2nd Edition

7.6 Git Tools - Rewriting History

Rewriting History

Many times, when working with Git, you may want to revise your local commit history. One of the great things about Git is that it allows you to make decisions at the last possible moment. You can decide what files go into which commits right before you commit with the staging area, you can decide that you didn’t mean to be working on something yet with git stash, and you can rewrite commits that already happened so they look like they happened in a different way. This can involve changing the order of the commits, changing messages or modifying files in a commit, squashing together or splitting apart commits, or removing commits entirely — all before you share your work with others.

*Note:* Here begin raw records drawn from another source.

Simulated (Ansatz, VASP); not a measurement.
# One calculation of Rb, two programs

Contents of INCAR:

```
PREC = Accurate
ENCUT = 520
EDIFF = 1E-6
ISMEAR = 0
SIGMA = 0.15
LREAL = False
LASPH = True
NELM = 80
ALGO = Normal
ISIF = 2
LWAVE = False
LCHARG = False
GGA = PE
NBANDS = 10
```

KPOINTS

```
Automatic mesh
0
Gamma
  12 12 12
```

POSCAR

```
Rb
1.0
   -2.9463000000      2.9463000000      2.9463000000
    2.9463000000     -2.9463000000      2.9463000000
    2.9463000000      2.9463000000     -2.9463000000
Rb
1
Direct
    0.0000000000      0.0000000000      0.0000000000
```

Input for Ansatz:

In this section, you’ll see how to accomplish these tasks so that you can make your commit history look the way you want before you share it with others.

Note

Don’t push your work until you’re happy with it

One of the cardinal rules of Git is that, since so much work is local within your clone, you have a great deal of freedom to rewrite your history locally. However, once you push your work, it is a different story entirely, and you should consider pushed work as final unless you have good reason to change it. In short, you should avoid pushing your work until you’re happy with it and ready to share it with the rest of the world.

Changing the Last Commit

Changing your most recent commit is probably the most common rewriting of history that you’ll do. You’ll often want to do two basic things to your last commit: simply change the commit message, or change the actual content of the commit by adding, removing and modifying files.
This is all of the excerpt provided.